The complaint arises from written posts on social media wherein anonymous individuals
accused Plaintiffs of committing or being complicit in grooming and sexually
assaulting fans, including minors.
One of these accusations was posted on
Twitter by Doe 2, an anonymous individual with the handle “@atlstatement,” who
claimed that Plaintiff Barakat sexually assaulted her over a period of years beginning
when she was a minor. Plaintiffs served a subpoena to Twitter seeking “DOCUMENTS
sufficient to show all user identification information, including the user’s
names, any physical address(es), any telephone number(s), any associated IP
address(es) with corresponding date(s) and time(s), and any email address(es)
associated with the Twitter account @atlstatement.” (Tantalo Decl., Ex. 3.)
Plaintiffs seek to identify Doe 2 so as to serve her with the lawsuit and
proceed with litigation. In accordance with its internal policy, Twitter declined
to release the information without a court order.
LEGAL STANDARD
“[T]he constitutional right to publish
anonymously has long been recognized as an aspect of the freedom of speech
protected by the First Amendment.” (ZL Technologies, Inc. v. Does 1–7 (2017)

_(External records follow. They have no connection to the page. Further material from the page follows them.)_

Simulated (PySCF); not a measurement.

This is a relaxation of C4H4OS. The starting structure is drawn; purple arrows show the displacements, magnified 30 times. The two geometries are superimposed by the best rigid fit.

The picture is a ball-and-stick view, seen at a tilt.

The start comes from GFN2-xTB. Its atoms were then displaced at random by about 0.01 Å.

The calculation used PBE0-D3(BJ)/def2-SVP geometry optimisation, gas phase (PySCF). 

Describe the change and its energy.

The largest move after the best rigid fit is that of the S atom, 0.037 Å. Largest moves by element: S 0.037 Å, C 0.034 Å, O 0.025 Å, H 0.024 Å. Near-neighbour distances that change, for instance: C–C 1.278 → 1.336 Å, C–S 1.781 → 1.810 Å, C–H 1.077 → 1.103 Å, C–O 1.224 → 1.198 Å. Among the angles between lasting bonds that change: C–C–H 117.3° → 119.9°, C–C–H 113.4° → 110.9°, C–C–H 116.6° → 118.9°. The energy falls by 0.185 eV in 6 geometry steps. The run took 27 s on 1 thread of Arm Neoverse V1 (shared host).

13 Cal.App.5th 603, 611.) However, “the First Amendment's speech protections do
not extend to defamation.” (Ibid.) When a plaintiff sues for defamation
based on an anonymous statement, it “presents a conflict between a plaintiff's
right to employ the judicial process to discover the identity of an allegedly
libelous speaker and the speaker's First Amendment right to remain
anonymous.” (Id. at p. 610.) To address this conflict, our Court of
Appeal has devised a test for the compulsory disclosure of an anonymous speaker’s
identity.
First and foremost, “a plaintiff seeking
compulsory disclosure of an allegedly libelous speaker's identity must state a
legally sufficient cause of action against the defendant, and must make a prima
facie showing of the elements of that cause of action.” (ZL Technologies,
supra, 13 Cal.App.5th at p. 613.) This showing requires “evidence ‘that …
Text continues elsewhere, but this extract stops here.